From: Usama Arif <usamaarif642@gmail.com>
To: Zi Yan <ziy@nvidia.com>, Kiryl Shutsemau <kas@kernel.org>,
lorenzo.stoakes@oracle.com
Cc: Andrew Morton <akpm@linux-foundation.org>,
David Hildenbrand <david@kernel.org>,
linux-mm@kvack.org, hannes@cmpxchg.org, riel@surriel.com,
shakeel.butt@linux.dev, baohua@kernel.org, dev.jain@arm.com,
baolin.wang@linux.alibaba.com, npache@redhat.com,
Liam.Howlett@oracle.com, ryan.roberts@arm.com, vbabka@suse.cz,
lance.yang@linux.dev, linux-kernel@vger.kernel.org,
kernel-team@meta.com
Subject: Re: [RFC 01/12] mm: add PUD THP ptdesc and rmap support
Date: Tue, 3 Feb 2026 14:07:25 -0800 [thread overview]
Message-ID: <05d5918f-b61b-4091-b8c6-20eebfffc3c4@gmail.com> (raw)

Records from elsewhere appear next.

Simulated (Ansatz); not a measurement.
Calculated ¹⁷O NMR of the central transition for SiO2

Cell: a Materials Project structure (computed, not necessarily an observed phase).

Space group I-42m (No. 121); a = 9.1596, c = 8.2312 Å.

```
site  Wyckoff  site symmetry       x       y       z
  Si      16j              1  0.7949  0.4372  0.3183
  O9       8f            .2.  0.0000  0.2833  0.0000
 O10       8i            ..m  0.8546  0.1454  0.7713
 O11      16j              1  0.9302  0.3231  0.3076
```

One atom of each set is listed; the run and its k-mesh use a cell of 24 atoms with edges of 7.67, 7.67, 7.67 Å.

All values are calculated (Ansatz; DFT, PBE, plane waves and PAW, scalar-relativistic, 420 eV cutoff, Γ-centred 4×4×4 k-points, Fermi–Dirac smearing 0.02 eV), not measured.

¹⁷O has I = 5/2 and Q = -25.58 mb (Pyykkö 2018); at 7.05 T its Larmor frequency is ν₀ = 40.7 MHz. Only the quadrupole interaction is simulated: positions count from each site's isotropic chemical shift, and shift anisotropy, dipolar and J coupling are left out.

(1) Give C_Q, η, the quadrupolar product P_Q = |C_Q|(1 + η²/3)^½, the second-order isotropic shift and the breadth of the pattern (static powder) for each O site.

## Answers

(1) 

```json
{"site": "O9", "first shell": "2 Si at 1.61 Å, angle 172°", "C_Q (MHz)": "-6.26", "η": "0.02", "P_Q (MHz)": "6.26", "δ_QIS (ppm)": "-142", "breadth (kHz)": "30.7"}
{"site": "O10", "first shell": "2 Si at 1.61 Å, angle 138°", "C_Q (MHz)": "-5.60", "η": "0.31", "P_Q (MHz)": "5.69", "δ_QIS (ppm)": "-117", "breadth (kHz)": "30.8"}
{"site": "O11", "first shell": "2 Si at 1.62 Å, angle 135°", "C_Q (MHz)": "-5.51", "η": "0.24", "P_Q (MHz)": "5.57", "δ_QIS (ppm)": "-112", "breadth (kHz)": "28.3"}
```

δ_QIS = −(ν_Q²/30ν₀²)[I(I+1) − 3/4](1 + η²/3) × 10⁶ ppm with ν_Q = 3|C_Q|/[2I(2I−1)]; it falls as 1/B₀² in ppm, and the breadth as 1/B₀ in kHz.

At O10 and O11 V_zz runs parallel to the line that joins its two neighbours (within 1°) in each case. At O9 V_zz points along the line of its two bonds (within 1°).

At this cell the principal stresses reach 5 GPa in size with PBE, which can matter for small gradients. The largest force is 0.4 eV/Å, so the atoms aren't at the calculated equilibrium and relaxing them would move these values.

In-Reply-To: <63D23D5F-AF35-4199-B52E-DFFC16DFDF91@nvidia.com>
On 02/02/2026 08:01, Zi Yan wrote:
> On 2 Feb 2026, at 5:44, Kiryl Shutsemau wrote:
>
>> On Sun, Feb 01, 2026 at 04:50:18PM -0800, Usama Arif wrote:
>>> For page table management, PUD THPs need to pre-deposit page tables
>>> that will be used when the huge page is later split. When a PUD THP
>>> is allocated, we cannot know in advance when or why it might need to
>>> be split (COW, partial unmap, reclaim), but we need page tables ready
>>> for that eventuality. Similar to how PMD THPs deposit a single PTE
>>> table, PUD THPs deposit a PMD table which itself contains deposited
>>> PTE tables - a two-level deposit. This commit adds the deposit/withdraw
>>> infrastructure and a new pud_huge_pmd field in ptdesc to store the
>>> deposited PMD.
>>>
>>> The deposited PMD tables are stored as a singly-linked stack using only
>>> page->lru.next as the link pointer. A doubly-linked list using the
>>> standard list_head mechanism would cause memory corruption: list_del()
>>> poisons both lru.next (offset 8) and lru.prev (offset 16), but lru.prev
>>> overlaps with ptdesc->pmd_huge_pte at offset 16. Since deposited PMD
>>> tables have their own deposited PTE tables stored in pmd_huge_pte,
>>> poisoning lru.prev would corrupt the PTE table list and cause crashes
>>> when withdrawing PTE tables during split. PMD THPs don't have this
>>> problem because their deposited PTE tables don't have sub-deposits.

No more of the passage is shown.